Tour de CLARIN: Interview with Jóhannes Gísli Jónsson

Submitted by Jakob Lenardič on 21 December 2020

Jóhannes Gísli Jónsson is Professor of Linguistics at the University of Iceland. He has used the CLARIN-IS Gigaword Corpus and the Icelandic Parsed Historical Corpus for his research into theoretical syntax.

1. Could you please introduce yourself, and what are your main research interests?

I am Professor of Icelandic Linguistics at the University of Iceland. My main research interests are theoretical syntax and the syntax-semantics interface. I have mainly worked on Icelandic and Faroese, and also a little bit on Icelandic Sign Language.

2. What has inspired you to research Icelandic syntax by using corpora?

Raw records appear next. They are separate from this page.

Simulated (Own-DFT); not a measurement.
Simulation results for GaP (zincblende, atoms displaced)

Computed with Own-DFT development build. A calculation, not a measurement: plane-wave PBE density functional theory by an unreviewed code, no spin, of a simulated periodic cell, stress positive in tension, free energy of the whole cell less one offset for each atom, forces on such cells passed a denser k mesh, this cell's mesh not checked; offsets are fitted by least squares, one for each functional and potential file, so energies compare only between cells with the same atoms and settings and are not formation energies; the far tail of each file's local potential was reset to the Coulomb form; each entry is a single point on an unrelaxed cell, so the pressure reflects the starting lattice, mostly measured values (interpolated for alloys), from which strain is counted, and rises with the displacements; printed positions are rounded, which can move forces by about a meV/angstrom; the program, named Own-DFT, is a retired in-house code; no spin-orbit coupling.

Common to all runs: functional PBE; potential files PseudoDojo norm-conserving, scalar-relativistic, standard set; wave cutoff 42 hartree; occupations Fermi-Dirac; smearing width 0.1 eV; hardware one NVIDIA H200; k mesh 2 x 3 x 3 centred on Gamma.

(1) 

I like to use corpora to get information that goes beyond my native speaker intuitions and raises new questions. Of course, there is no alternative if you are working on older stages of Icelandic for which you do not have any reliable intuitions, but I have found that corpora are also very useful for the study of Modern Icelandic. Still, corpus data must be complemented with experimental data, such as judgement tasks on grammatical constructions that cannot be found in corpora, and you also need a good theoretical framework to make sense of all the data in linguistic corpora.

3. In your research, you have used the Icelandic Gigaword corpus.  Could you summarize some of the work you have done on the basis of this corpus, and which features made it crucial for your work?

In the past 16 months or so I have been looking at inversion in Icelandic, i.e. word order where the direct object precedes the indirect object in active clauses. An example of this would be Ég gaf bókina Jóni “I gave the book (to) John”. The new Gigaword Corpus has provided me with a lot of information that I could not have gotten through pure introspection. For instance, it turns out, quite surprisingly, that inversion is much more common with some ditransitive verbs than others. It is for instance much more common with afhenda “deliver, hand over” than gefa “give”. Another surprising finding is that the indirect object is heavier than the direct object in about 90% of the cases in the corpus when it follows the direct object, in the sense that it has more words or a stressed word as opposed to an unstressed pronoun. Thus, the Gigaword Corpus has opened up all kinds of questions that I did not even have at the beginning of this study. 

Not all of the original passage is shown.